Originally from Hull, William Wilberforce (1759–1833) was a key member of the Clapham Sect and a leading abolitionist, philanthropist and MP. He challenged the attitudes of the social and political elite by advocating for social responsibility and putting faith into action.
Charles Grant (1746–1823) acquired a large fortune through silk manufacture in Malda, India, and became a Director of the British East India Company (1794–1816). With Wilberforce, he wanted to spread education and Christianity in India alongside the company's commercial interests. He helped to establish the Sierra Leone Company which created a colony for freed slaves.
Granville Sharp (1735–1813), was a scholar who campaigned for social justice. In 1787, with his fellow Anglican Thomas Clarkson and a group of Quakers, Sharp founded the Society for the Abolition of the Slave Trade. Sharp supported the resettlement of British and Canadian slaves to Sierra Leone, but despite reports about its moral decline and the resurgence of slave trading in the colony, maintained the view that the project was worthwhile.
John Shore, 1st Baron Teignmouth (1751–1834), was a British official of the East India Company who served as Governor-General of Bengal from 1793 to 1798. His interest in literary history and memoirs is indicated by the books on the left in this painting.
Henry Thornton (1760–1815), was an independent MP, economist, banker, philanthropist, and close friend of Wilberforce and Charles Grant. He is considered to be the financial mastermind behind the group's social reform campaigns and philanthropic causes.

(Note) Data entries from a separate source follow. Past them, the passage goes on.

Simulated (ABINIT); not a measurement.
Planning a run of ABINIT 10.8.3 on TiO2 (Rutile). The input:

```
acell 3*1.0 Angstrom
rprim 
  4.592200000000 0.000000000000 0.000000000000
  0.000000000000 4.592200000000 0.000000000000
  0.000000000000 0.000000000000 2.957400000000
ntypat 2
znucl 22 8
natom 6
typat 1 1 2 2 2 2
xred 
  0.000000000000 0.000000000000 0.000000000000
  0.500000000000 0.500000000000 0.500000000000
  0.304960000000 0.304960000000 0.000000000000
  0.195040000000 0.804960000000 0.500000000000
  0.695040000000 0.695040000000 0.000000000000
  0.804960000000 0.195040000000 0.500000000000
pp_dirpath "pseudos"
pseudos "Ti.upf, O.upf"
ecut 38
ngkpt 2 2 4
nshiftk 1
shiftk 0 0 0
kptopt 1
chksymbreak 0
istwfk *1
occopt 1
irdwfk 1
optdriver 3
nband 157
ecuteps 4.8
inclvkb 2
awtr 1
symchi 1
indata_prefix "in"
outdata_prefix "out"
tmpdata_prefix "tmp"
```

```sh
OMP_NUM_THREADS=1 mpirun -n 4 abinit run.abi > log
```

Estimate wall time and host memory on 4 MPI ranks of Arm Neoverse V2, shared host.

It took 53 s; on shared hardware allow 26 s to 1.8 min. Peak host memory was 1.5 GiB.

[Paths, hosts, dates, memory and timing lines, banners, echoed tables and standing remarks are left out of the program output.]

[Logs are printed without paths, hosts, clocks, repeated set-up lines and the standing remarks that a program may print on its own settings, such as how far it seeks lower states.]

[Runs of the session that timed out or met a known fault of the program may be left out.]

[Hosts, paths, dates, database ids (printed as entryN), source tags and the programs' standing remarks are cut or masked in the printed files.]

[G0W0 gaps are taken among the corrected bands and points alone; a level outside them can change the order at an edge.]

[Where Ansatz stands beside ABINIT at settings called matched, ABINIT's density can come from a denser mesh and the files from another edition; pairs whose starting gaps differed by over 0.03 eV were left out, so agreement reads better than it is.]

James Stephen (1758–1832) came to know the Clapham Sect through his move to the area in 1797 and second marriage to Wilberforce's sister Sarah in 1800. An MP and lawyer skilled in Britain's foreign trade laws, he was considered the chief architect of the Slave Trade Act of 1807.
Other members of the Sect included William Smith (1756–1835), a Radical Unitarian, friend of the Clapham Sect, and independent MP who lived in Clapham Common. He wrote the pamphlet A Letter to William Wilberforce (1807) that summarised arguments for abolitionism. This is possibly what is being shown in his portrait.
An MP who served in the Court of Exchequer and was a Commissioner for the Affairs in India, Edward James Eliot (1758–1797) helped pass the Wine Licence Bill (1792) that said that no person should have a licence to sell wine commercially without a licence to sell ale too. Its aim was to curb drunkenness.
Zachary Macaulay (1768–1838) was a Scottish abolitionist married to a Quaker. His experience working as a bookkeeper on a sugar plantation in Jamaica made him an opponent of the slave trade. He was Colonial Governor of Sierra Leone 1794–1799 and edited the Clapham Sect's magazine, the Christian Observer, from 1802 to 1816.
Thomas Fowell Buxton (1786–1845) was an MP and abolitionist. Through his friendships with Quakers, he became involved in the social reform movement. Buxton took over as leader of the abolition movement in the House of Commons after Wilberforce retired in 1825.
Buxton is featured in this monumental painting which records the 1840 convention of the British and Foreign Anti-Slavery Society – established to promote worldwide abolition. In the painting, a frail and elderly Thomas Clarkson (1760–1846) addresses a meeting of over 500 delegates. Other than Buxton, identifiable portraits include the liberated slave Henry Beckford (b.c.1809) in the foreground, the Irish radical Daniel O'Connell (1775–1847) and the prison reformer Elizabeth Fry (1780–1845). You can see a full list of the identifiable sitters on the National Portrait Gallery's site.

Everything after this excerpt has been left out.